The cold, wet spring has left berries, fruits and nuts ripening late, making life difficult for birds, mice and voles that rely on them for food, experts have said.
The RSPB said there were reports from parts of the country of late-ripening autumn foods in the countryside and gardens.
The cold, wet spring could be to blame as plants did not get the necessary conditions to develop or produce fruit at the right time, the wildlife charity suggested.
Plant charity Plantlife said some species at its Ranscombe Farm reserve in Kent appeared to have been pushed back by the cold start to the year.
Plantlife's Richard Moyse said: "There's a great crop of blackberries here, which is good for birds, dormice and other wildlife, but blackberries flower in summer, and it is spring-flowering species, such as blackthorn, that may have suffered from the absence of bees and other pollinators in the cold and wet spring.
"Sloes have certainly been hard to find this autumn."
The RSPB said it was important to provide food such as fatballs and seeds for birds, but also urged gardeners to manage gardens and land for wildlife, leaving fallen fruits on the ground for species such as blackbirds and not cutting back berry-bearing hedges.

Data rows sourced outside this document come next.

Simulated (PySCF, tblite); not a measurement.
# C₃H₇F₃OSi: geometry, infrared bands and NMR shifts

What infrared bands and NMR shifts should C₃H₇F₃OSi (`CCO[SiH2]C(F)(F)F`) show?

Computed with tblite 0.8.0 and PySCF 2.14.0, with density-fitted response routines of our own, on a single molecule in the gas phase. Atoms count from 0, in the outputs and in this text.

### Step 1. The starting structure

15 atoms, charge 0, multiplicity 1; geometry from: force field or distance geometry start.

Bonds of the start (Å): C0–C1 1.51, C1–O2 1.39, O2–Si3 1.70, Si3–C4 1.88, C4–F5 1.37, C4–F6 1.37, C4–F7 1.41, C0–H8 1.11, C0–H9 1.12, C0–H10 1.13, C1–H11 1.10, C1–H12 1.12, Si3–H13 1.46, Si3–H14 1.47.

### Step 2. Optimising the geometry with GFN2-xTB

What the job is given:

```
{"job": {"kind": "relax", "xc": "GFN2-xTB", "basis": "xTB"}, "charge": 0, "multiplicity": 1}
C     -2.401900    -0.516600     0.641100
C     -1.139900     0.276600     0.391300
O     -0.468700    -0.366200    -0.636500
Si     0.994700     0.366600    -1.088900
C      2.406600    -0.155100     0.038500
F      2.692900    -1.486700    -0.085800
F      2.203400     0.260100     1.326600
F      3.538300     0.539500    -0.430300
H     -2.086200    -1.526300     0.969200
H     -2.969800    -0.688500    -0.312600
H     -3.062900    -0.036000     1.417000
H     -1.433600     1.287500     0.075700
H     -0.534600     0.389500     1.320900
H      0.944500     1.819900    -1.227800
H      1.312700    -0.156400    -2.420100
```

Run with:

RSPB wildlife adviser Ben Andrew said: "It's been a difficult spring and summer for wildlife, with our Make Your Nature Count survey in June highlighting that birds were struggling to find enough natural sources of food for themselves and their chicks.
"Natural food is very important at this time of year and a lean autumn crop is the last thing that our wildlife needs.
"Our gardens can be lifelines for wildlife, especially when conditions are tough.
"A good garden, no matter how small, can provide food and shelter for a variety of wildlife during the winter and still be attractive to look at."
National Trust conservation adviser Matthew Oates said this year's poor autumn for berries, fruits and nuts was in contrast to last year, when a "sublime" April meant fruit flowers were well-pollinated and set well, producing plenty of fruit.
"This year we suffered the wettest April on record, which was also distinctly cold and sunless, and the beginning of May was, if anything, even worse.
"All this meant that insects had little opportunity to visit flowers, and that much fruit blossom was washed off the trees and bushes without being pollinated.
"Another whammy was provided by the bad May and June, which further hindered fruit development," he said.